GS-III: Disaster Management

  • Embankment breaches increasing flood intensity; risk amplification.
  • Structural vs non-structural flood mitigation approaches.

GS-III: Environment

  • Human interventions altering natural river behaviour.
  • Siltation, upstream catchment changes, climate variability impacts.

Understanding the Kosi River

  • Origin: Tibet & Nepal; joins Ganga in Bihar.
  • Called Sapta Kosi due to seven tributaries.
  • Highly dynamic, one of world’s most sediment-loaded rivers.
  • Known as River of Sorrow due to catastrophic floods and course shifts.
  • Has shifted course ~120 km west over the last 250 years (People’s Commission on Kosi Basin).

Why Kosi Causes Extreme Flood Vulnerability ?

  • High sediment load → riverbed aggradation.
  • Dynamic course → frequent channel shifts.
  • Low-gradient plains → sluggish flow, high inundation.
  • Monsoon-fed system → sudden surge in discharge.
  • Flood peaks: ~6 lakh cusecs (2024 flood).

Embankments: Intended Role

  • Artificial levees to contain floodwaters.
  • Aim: protect settlements, stabilize agriculture, allow development.
  • Built extensively since 1950s in Bihar and Assam.

Issues with Embankments

Increased Siltation

  • Embankments trap silt inside the confined channel → riverbed rises continually.
  • Over time, river flows at a higher elevation than surrounding land, making breaches catastrophic.
  • G.R. Garg Committee (1951) warned embankments are risky for silt-heavy rivers.

Frequent Breaches

  • Kosi breached embankments in 1963, 1968, 1971, 1980, 1984, 1987, 1991, 2008, 2024.
  • Breaches create sudden, unpredictable inundation over vast areas.

Water Logging Outside Embankments

  • Poor drainage → stagnant water in villages trapped between embankments.
  • Creates chronic flooding even without major river spillage.

Loss of Ecological Function

  • Rivers lose:
    • natural drainage roles
    • floodplain recharge
    • sediment redistribution
    • wetland replenishment
  • Leads to biodiversity loss and groundwater decline.

Short-term protection, long-term vulnerability

  • Embankments need continuous raising as silt accumulates.
  • High maintenance costs; frequent failures.
  • “False sense of security” leads to unsafe development in floodplains.

Impact on Agriculture

  • Deposition of coarse silt/sand during breaches (seen in Assam & Kosi belt).
  • Loss of fertile topsoil → agrarian distress.
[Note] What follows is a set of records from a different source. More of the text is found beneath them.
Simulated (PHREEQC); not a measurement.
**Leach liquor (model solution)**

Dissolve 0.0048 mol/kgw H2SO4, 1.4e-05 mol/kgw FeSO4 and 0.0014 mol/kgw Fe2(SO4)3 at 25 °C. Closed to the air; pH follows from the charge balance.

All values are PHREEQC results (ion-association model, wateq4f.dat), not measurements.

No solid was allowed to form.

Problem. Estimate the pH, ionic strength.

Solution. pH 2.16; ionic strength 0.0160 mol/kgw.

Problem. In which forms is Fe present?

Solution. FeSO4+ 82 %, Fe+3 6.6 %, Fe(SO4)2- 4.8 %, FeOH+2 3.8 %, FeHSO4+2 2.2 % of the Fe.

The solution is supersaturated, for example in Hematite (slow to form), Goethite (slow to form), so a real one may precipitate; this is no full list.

Himalayan Context: Why East is More Vulnerable

  • Eastern Himalayan rivers (Kosi, Brahmaputra): affluent rivers
    • precipitation increases downstream
    • high sediment → higher breach probability
    • geologically weak terrain → landslides, river shifts
  • Western Himalayan rivers: influent rivers
    • rainfall decreases downstream
    • more stable → embankments relatively safer

Key Expert Views

  • E. Somanathan: Embankments initially help but later turn dangerous due to rising riverbed; recommends floodplain-based resilience and removal where feasible.
  • Rahul Yaduka: Embankments serve development aims but cause waterlogging; suggests improving palaeochannels for natural water distribution.
  • Bindhy W. Pandey: Embankments unsuitable for eastern Himalayan rivers; require strict monitoring & rehabilitation if used.
  • Mahendra Yadav (Kosi Nav Nirman Manch): Advocates “living with floods” + rehabilitating people outside embankments.

Case Study: 2008 Kosi Catastrophe

  • Breach at Kusaha (Nepal).
  • Deaths: 400+
  • People affected: 33 lakh
  • Caused by silt accumulation, embankment ageing, and altered flow due to barrage.

Kosi–Mechi River-Linking Debate

Governments Argument

  • Provide irrigation to Mahananda basin.
  • Promote fisheries and agriculture.
  • NDA’s “Flood to Fortune” political pitch.

Expert Counterpoints

  • Kosi peak flow: ~6 lakh cusecs
  • Diversion through project: 5,247 cusecs → negligible impact on flood moderation.
  • Linking won’t reduce flood peaks; may worsen siltation and cross-basin flooding.

Economic Concerns

  • Embankments require rising annual expenditure.
  • Bihar’s embankment-related spending has increased multiple times since 1950s.
  • High budget consumption with low resilience gain.

Global Lessons

United States

  • Actively removing embankments in many basins.
  • Allowing controlled flooding to restore:
    • floodplains
    • wetlands
    • ecosystem integrity
  • Result: milder floods, better ecological recovery.

Alternatives & Way Forward

1. Living with Floods

  • Restore natural floodplains.
  • Zoned habitation.
  • Seasonal cropping patterns aligned with flood cycles.

2. Reviving Palaeochannels

  • Use abandoned channels to redistribute floodwaters.
  • Reduce pressure on main embankment.

3. River Basin Governance

  • Basin-wide planning
  • Cross-border coordination with Nepal
  • Sediment management strategy

4. Early Warning & Evacuation

  • Training communities inside embankment belts.
  • Improving forecasting systems.

5. Scientific Desiltation

  • Targeted removal at critical nodes.
  • Must be ecology-sensitive; avoid indiscriminate sand mining.